When you’re a refugee, you’ve had to flee to save all you have left: your life and the lives of those you love.
I arrived in Canada in 2009 with my whole family. As the days went by, I felt more and more like the living dead. I could not sleep peacefully, thinking that I had acted in a cowardly manner by abandoning all those I cared about most in Colombia: women's organizations, Afro-descendants, peasants and, of course, my people, the residents of Arhuaco of the Sierra Nevada de Santa Marta.
I learned of Development and Peace while in Colombia through its support to social movements. I felt the organization’s guiding hand in many of our struggles, but I never wondered where the money that allowed for this support came from. Why did these people decide to walk with us?
When I joined the Quebec City Development and Peace group, my life changed. My future was clearer. I told myself that by the will of God, I was called upon to be a bridge that connects hearts in the North and South.
I’m also a lawyer. For me, the law is a way of making people and communities that have divergent points of view on the same issue and who cannot understand each other, come together. In my community, I act as a mediator, helping newcomers become familiar with the Canadian system. We want to integrate into Quebec society, to promote coexistence and prevent prejudices from gaining ground in our lives.
Now as President of the Diocesan Council of Quebec City, I have an opportunity to speak about my reality and that of my people, and I can say to members of Development and Peace that while sharing money is important, sharing solidarity saves lives. In fact, I feel that Development and Peace saved my life!
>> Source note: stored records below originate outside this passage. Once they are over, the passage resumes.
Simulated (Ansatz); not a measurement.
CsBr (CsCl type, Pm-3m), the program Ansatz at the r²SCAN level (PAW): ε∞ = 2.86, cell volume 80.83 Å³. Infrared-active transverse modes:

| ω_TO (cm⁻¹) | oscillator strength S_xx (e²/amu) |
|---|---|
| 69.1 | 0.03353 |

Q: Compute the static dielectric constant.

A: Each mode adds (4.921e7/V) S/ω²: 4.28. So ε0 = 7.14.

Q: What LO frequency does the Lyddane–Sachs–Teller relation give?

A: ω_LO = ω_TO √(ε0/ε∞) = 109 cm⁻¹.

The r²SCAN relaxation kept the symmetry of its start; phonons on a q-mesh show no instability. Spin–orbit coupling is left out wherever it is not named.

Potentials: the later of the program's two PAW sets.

What does dialogue mean to you?
Through dialogue, we can find the truth. Let’s imagine that the truth is a mirror, with a number of people around it. This mirror has always been fixed to the wall, and everyone who looks into it sees the same image. However, one day, the mirror falls and breaks into many pieces. All the people who were in front of the mirror decide to take a piece. What do they see then? Does the person who took the biggest piece hold most of the truth? Are the small pieces of minor importance?
No matter the shape or size of the segment of the mirror each person holds, all pieces are part of the same mirror, of the same truth. There are no larger or smaller truths, just as there is no single or absolute truth. To engage in dialogue is to recognize that the pieces of mirror that other people hold are also connected to the piece that I possess. Only when all the pieces are brought together can we rediscover the mirror we once knew. We must be able to recognize ourselves in the truths of others, in their piece of the mirror. That's what dialogue is all about!